My friend and neighbor, Abu Aardvark, has a great post today on the failures of US strategy for the current fighting in Lebanon.  By not pressing for a ceasefire immediately, the US has isolated itself as the sole supporter (in the sense that our inaction permits Israel to continue to press the fight) of the Israeli offensive.  It is rapidly becoming apparent that, if the fighting does not end soon, the US will face new obstacles in gaining cooperation of many states, both regional Arab states and others, on other issues of importance.  It is letting its global strategy – on the war on terrorism, on the long-term response to changing balances of power in East Asia, etc. – be dictated by the short term tactical needs of the Israeli military.  Not a very smart stance for a global power.

    Which brings me back to Sun Tzu.  The emerging political-diplomatic disaster suggests that the Israeli offensive is reaching its limits.  At some point, and I suspect this is going to happen fairly soon, US policymakers will come to realize that the war-fighting is contrary to American global interests and they will press Israel to stop bombing civilian (and UN!) targets and pull back within some sort of buffer zone in southern Lebanon. 

     If Israel persists, it will be prolonging the war in politically untenable ways, and that is where Sun Tzu comes in:

Thus, while we have heard of blundering swiftness in war, we have not yet seen a clever operation that was prolonged.

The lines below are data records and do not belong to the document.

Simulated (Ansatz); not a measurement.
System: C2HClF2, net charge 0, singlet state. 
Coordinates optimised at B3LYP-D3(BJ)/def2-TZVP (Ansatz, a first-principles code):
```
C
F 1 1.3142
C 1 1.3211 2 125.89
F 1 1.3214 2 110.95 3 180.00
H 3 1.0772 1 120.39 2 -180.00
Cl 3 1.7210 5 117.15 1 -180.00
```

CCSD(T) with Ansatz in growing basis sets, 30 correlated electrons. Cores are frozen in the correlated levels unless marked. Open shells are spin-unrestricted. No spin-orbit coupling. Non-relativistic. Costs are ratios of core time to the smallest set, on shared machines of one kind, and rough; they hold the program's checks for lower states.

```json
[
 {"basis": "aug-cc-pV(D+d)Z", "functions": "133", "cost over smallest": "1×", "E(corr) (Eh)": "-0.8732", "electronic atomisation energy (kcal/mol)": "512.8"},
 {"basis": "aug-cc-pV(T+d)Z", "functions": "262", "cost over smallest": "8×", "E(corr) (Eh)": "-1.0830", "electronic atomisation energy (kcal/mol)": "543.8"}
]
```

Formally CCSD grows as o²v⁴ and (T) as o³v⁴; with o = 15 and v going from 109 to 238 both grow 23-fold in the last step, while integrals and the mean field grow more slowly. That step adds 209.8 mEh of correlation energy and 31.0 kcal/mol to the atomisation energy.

For there has never been a protracted war from which a country has benefited. (chapter 2.6,7)

    Perhaps we could argue about whether there has been a protracted war that has been successful – Mao Zedong certainly thought there was – but the key point here is that time matters in war-fighting.  And the political context of a war will determine if time is working against you or for you.  In the case of Israel, and by extension the US, even though the fighting has only lasted for two weeks or so, it may be crossing into the realm of "protracted."  Whatever advantages Israel may have had in a lightening strike are gone, the benefits of swift maneuvers have dissipated and the costs of protracted war now mount. 

   If they are reading their Sun Tzu, Israeli commanders may want to think about accepting that ceasefire offer, cutting their losses, and looking to their broader strategic goals.

     It may be going too far to say, but if Israel and the US do not recognize the perils of protracted fighting, they may be making a fundamental strategic mistake, a la Sun Tzu:

Thus, those unable to understand the dangers inherent in employing troops are equally unable to understand the advantageous ways of doing so.  (chapter 2.8)

UPDATE: it seems that the conservative blogosphere is also coming to the conclusion that a ceasefire should come sooner rather than later, as this Andrew Sullivan post demonstrates.